I am always very wary of equating Jean/Jane with Janet. I know the LDS think they are interchangeable, but I have only ever seen a couple of examples. I have many, many more examples of families who had a daughter Jean/Jane and a daughter Janet, so clearly thought of Jean/Jane as a separate name from Janet. So I am not convinced that it happens often enough to be useful without additional evidence. Of course Jane/Jean and Janet both morph into Jeannie or Jenny, which may be the source of confusion.
On the other hand, Janet
is interchangable with Jessie. There is a birth of a Jessie Cunningham in Alloa on 11 July 1873, father William Cunningham, mother Margaret Reid. This couple also had two sons named William, one born 1866 and the other in 1870.
Also surprised that no-one has suggested Dunmore in the parish of Falkirk in Stirlingshire
http://www.geograph.org.uk/gridref/NS8989where there is a Dunmore Wood as well as the better known Pineapple
http://www.geograph.org.uk/gridref/NS8888I see that the 1911 census gives Janet's age as 36 and the 1901 says 26. This means that she is three times more likely to have been born in 1874 than in 1875.

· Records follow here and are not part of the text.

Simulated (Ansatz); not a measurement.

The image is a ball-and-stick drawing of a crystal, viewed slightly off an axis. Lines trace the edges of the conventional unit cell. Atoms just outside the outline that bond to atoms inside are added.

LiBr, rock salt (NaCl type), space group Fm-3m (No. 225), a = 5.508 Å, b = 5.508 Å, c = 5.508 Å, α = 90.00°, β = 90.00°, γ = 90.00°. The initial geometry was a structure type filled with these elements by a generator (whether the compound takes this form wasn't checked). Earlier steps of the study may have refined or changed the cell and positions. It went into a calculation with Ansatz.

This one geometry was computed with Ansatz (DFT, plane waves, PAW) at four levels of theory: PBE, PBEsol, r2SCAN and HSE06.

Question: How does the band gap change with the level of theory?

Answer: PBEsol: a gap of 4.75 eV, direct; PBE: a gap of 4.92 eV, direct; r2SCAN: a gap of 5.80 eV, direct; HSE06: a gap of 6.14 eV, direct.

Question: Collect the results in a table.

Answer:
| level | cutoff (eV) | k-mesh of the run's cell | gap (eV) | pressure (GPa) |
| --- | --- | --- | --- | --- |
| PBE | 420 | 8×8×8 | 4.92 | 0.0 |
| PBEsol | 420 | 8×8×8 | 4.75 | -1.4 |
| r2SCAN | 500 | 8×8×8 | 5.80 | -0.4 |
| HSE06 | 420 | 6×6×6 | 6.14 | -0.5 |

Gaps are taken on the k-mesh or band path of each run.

It should be simple enough to find out the parentage of the William Cunningham in the 1901 snd 1911 censuses. He had a 22-year-old son John, born in Bathgate, and he and his wife had been married for 27 years. There can't be that many John Cunninghams born in Bathgate in 1888/9, and John's birth certificate will tell you Jane's maiden name and the exact date and place of William and Jane's marriage in 1883/4. The marriage certificate will tell you the names of William's parents.